Thursday, 28 august 2025.

This post is also available in: Bosnian

It’s the last day of May in Srebrenica and a motorcycle rally is being held in the town that remains notorious for the 1995 genocide.

Some of those at today’s rally are joining this week’s Srebrenica Moto Marathon to mark the 30th anniversary of the genocide, in honour of those who lost their lives.

Enver Sulic of the Suburb Riders motorcycle club from Ilidza, who is the head of the Moto Marathon organising committee, explains that the idea was hatched in 2012.

“When it comes to bikers, our solidarity, our attitude towards other bikers and towards everyone else is unequalled,” Sulic says. “Through this solidarity of ours, it’s enough to call a couple of phone numbers, and get a group of 100, 200, 300 motorcyclists.”

He says around 1,500 bikers took part in last year’s Moto Marathon. This year they expect an even larger number, to pay tribute to the Bosniak boys and men from Srebrenica massacred by Bosnian Serb forces.

Each year, the remains of people who died in the genocide that have been newly identified over the previous 12 months are buried during the anniversary commemoration at the Srebrenica Memorial Centre.

Mersudin Hasanovic. Photo: Detektor

This evokes particularly strong emotions in Miralem Batlak, a member of Blue Knights motorcycle club, who has participated in all but the first Moto Marathon, and is now one of the members in charge of the safety of participants.

“I am a believer and I know what it means to attend someone’s funeral,” says Batlak. He says it “makes me extremely proud” to stand alongside those who experienced such suffering.

The bikers start their annual ride in Bihac in the north-west of the country on July 9, and then ride through Kljuc, Jajce and Travnik before arriving in the capital Sarajevo.

The next morning, after laying flowers at the memorial for children killed during the siege of Sarajevo, they head for the Srebrenica Memorial Centre.

‘Thunderous silence’

This year, bikers from Bosnia and Herzegovina, Croatia, Slovenia, Austria, Germany, Italy, Sweden, Switzerland, Turkey and other countries will ride in the Moto Marathon.

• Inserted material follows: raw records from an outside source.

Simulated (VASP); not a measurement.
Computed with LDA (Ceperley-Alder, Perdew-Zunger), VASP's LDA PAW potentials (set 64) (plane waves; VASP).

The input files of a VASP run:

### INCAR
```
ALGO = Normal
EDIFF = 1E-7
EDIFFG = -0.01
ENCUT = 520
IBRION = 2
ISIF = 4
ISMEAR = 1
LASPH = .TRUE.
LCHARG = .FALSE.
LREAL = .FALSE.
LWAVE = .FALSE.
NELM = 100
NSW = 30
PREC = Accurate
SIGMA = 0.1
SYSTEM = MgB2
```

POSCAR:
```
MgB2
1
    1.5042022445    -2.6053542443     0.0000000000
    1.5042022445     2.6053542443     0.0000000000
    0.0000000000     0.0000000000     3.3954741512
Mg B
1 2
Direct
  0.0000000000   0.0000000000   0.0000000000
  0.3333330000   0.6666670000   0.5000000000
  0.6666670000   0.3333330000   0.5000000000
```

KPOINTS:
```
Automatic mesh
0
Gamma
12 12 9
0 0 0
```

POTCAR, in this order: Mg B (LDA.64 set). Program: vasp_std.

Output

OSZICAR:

The participation of bikers from all over the world is of great importance to Mersudin ‘Uco’ Hasanovic, a member of the Argentum motorcycle club from Srebrenica.

“When you start the engines and set out from Sarajevo, for example, you travel in two columns and you feel a thunderous silence. Even though the running of so many engines creates a huge noise, you feel the silence,” Hasanovic says.

“For people like me from Srebrenica, this is very emotional. The traffic stops and an endless number of people stand by the road, waving. It is hard not to shed a tear,” he says.

Sulic explains that bikers ride in formation from Sarajevo to the Memorial Centre in the village of Potocari, and that this overcomes prejudices that people may have about them.

“Imagine 2,000 motorcyclists riding in formation next to each other, without honking the horn even once, without accelerating, driving in procession from Sarajevo to Potocari at the lowest possible speed, and in this precise way, sending a message of peace, a message that it should never happen to anyone anywhere, that it should not be repeated, and that it should not be forgotten,” he says.

Sulic, Batlak and Hasanovic all mention riding through the town of Nova Kasaba as something that touches them particularly each year, when women come out of the houses with flowers and throw rose petals on the road.

“When we pass through, when this entire group of motorcycles passes through, it awakens special feelings. I believe that not a single biker goes past without shedding a tear under their helmets,” Batlak says.

“Usually, when you ride, you feel freedom, but that day you feel like you ride your motorcycle for a greater cause,” Hasanovic says.

‘Riding for a greater cause’

Enver Sulic. Photo: Detektor

Nihad Zorlak will participate in the Moto Marathon for the first time this year, with his three friends from Turkey.

Born and raised in Germany, Zorlak has attended funerals and commemorations in Srebrenica multiple times, and this year he wants to pay tribute by arriving on his motorcycle.

“I have children, I tell them the story of Srebrenica so that they know where they come from and what happened in Bosnia, even though they were born here. My children ask me if I look forward to this, and what I expect,” says Zorlak, whose family is originally from Gorazde in Bosnia.

In Srebrenica, the sun sets over the motorcycle camp in the town that carries the burden of its past. Bikers ride side by side, and, without many words, tell stories of solidarity, friendship, and respect – both towards one another, and for the innocent victims of the genocide.

Hasanovic explains that for those involved, the Moto Marathon to Srebrenica is something special.

“Usually, when you ride, you feel freedom, but on that day, you feel like you’re riding your motorcycle for a greater cause,” he says.